On 4/2/09 10:49, Kyle Hamilton wrote:
Realistically, the only way to describe this kind of thing to an
end-user is to bring up something -- in a language the user can
understand -- that explains what's going on with the connection. My
current thinking is that this needs to be brought up for all
connections, not just connections that have something wrong with them
-- get users to understand what a "normal" connection to their bank or
Amazon or other e-commerce sites looks like, and inform them of the
problems (and Mozilla's recommendation that they not enter any
privileged information into the site) when something's amiss.
This requires, once again, changes to the chrome.
Oh, yes. It requires active work, experimentation, looking at the
academic literature (briefly) and taking some huge risks ...
Those huge risks will be required for huge lessons, which is why it is
not actually so smart to lobby incessently for or against things like
the 4-click exception we currently have. That didn't work, now we see
it, now we have a huge lesson.
The best work was done a while back within some sort of plugin or
"profiles" framework, where Trustbar and Petnames battled it out with
centralised database approaches like google's or Netcraft's.

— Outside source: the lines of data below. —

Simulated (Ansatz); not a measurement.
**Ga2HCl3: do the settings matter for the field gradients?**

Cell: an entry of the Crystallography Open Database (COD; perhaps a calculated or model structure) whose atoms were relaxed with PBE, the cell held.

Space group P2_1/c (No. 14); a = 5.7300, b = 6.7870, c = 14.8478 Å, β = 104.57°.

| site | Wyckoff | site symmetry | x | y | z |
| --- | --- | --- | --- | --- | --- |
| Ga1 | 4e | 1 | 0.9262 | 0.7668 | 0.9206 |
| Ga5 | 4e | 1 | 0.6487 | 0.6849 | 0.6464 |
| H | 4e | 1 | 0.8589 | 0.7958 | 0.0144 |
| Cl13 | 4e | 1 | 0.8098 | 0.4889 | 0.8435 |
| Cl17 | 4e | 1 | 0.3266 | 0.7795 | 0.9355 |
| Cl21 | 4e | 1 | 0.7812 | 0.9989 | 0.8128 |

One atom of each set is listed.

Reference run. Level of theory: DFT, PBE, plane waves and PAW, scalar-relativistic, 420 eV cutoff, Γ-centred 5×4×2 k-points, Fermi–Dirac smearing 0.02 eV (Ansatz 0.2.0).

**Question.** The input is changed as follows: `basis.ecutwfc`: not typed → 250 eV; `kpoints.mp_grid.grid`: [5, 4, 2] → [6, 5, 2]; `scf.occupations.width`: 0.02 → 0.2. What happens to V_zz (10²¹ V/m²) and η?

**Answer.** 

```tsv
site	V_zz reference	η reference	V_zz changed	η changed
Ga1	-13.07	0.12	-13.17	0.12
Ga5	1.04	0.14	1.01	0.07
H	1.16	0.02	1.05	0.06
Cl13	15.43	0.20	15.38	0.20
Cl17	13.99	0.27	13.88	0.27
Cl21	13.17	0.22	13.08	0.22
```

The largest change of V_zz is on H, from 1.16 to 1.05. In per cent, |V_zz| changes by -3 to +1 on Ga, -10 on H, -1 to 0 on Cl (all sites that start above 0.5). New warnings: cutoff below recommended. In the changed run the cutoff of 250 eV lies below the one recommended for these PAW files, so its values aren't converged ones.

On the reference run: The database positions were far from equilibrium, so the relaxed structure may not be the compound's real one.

Where can the reports on the users' behavior with alternate interfaces
(by Gerv and/or by Johnathan) be found? (I'm most interested in
looking at the testing methodology, interface design methodology,
interface description/mock-up, sample size, sample constituency, user
actions taken, and how user actions taken were interpreted.)
Lol... I'm afraid those would be *scientific experiments*. The work
that has been done here is more ad hoc. Not that this is in anyway
wrong, and I believe it to be better; the market will tell us far more
quickly than academic rigour.
Gerv created the famous yellow URL bar back in 2005 or so, as phishing
was just starting to get its teeth into western-anglo net commerce.
That yellow bar may have had the effect of sparking other players into
action, as shortly after that, the browsers got together, and also the
CAs, and together they nearly killed the market for experimentation.
Johnathan is doing what you see now with Firefox. To correct earlier
errors of mine, there are 2 people helping him (I don't know their
names, nor where they are found, nor do I know why it isn't 20, nor 200...).
iang
On Fri, Jan 30, 2009 at 5:09 AM, Ian G<i...@iang.org> wrote:
On 30/1/09 13:25, Jean-Marc Desperrier wrote:
...
Don't take it wrong. I'm strongly in favor in bringing information, but
finding what information will be actually useful is *hard*.
Oh, yes. That's why I *strongly and vociferously* support the experiments
that have been conducted by Johnathan and in the past, Gerv, in order to
search for the way that works with users. Only by a mix of careful thought
and rough& tumble in the userspace will we find the path.